The Irish Republican Socialist Party (IRSP) has said it will continue to “force” flags into the Catholic Church after the coffin of one of its members was brought inside a church draped in the starry plough.
The grouping issued a statement following the funeral of their “comrade”, David Ward, in Dungiven parish church on Saturday.
Mr Ward’s coffin was brought inside the church while draped in both the Irish tricolour and the starry plough, a symbol associated with the paramilitary group the INLA.
The Catholic Church, who in the 1980s imposed an ongoing ban on the use of flags and any paramilitary trappings at funerals, said the coffin was covered with a “white pall” for the funeral liturgy.
The IRSP, however, said in a statement on Monday night: “The flags of the republic will drape our members coffins when and where we see fit.”

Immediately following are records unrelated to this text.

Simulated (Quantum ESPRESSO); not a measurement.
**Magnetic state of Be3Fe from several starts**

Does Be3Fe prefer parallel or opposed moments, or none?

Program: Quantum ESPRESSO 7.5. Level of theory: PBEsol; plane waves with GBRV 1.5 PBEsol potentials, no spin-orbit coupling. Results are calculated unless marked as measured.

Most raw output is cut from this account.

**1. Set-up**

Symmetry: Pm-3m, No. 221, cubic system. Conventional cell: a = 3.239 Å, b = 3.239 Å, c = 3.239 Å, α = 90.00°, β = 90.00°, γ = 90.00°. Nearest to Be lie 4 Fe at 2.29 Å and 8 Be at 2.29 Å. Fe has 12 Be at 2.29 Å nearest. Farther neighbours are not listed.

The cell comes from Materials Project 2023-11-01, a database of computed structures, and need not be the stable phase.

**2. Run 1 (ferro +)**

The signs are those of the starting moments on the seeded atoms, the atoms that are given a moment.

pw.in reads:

The IRSP said it forced the flags into the church on Saturday. Their statement read: “The Catholic hierarchy refused to engage with the family in its time of need. Facing up to this arrogance, activist Ward’s family and comrades made sure his final wishes were adhered to. His coffin was draped with the flags of the republic within the church.”
The statement added: “Never again will the Irish Republican Socialist Movement be told what to do by a corrupt Catholic institution responsible for so much suffering on this Island.
“The flags of the republic will drape our members coffins when and where we see fit.”
East Londonderry SDLP MLA John Dallat described the statement as “abhorrent”
He said: “The sanctity of the Catholic Church should be respected. The language from the IRSP says it all.
“The language is so abhorrent that there is a temptation to ignore it because it is so out of touch but I do think that the priests and the congregation of Dungiven don’t need that kind of aggro. It is unfortunate that at this man’s passing they didn’t have more grace with the language that they used.”
He continued: “When people are members of the church through choice, they should respect the rules of the church, which were made for very good reasons. It’s unfortunate that at this time that not only has that not been respected, the language that’s been used has been very hurtful to members of the church.”
DUP MP Gregory Campbell said it was up to the Catholic Church to ensure its rules on flags and paramilitary emblems are followed.
“That statement is putting a marker down,” he said. “It would appear that they are putting it up to the Catholic Church, that in their words they have forcibly ensured that one of their members gets a funeral that they decide they want to have, irrespective of the wishes of the church and the institution into which he’s being buried.”
He added: “Whether it is the Catholic Church or any other institution, they shouldn’t allow themselves to be forced into doing something which is contrary to what they stand for.”
Dungiven Parish Priest Fr Seamus Kelly declined to give any comment when the News Letter contacted the parish office yesterday morning.
A spokesperson for the Catholic Church said: “By prior agreement with the family of the deceased, a large white pall (which is a large white cloth symbolising baptism) was placed over to completely cover the coffin. The two flags, which had been placed on it by the family, were completely covered by the pall throughout the funeral liturgy.”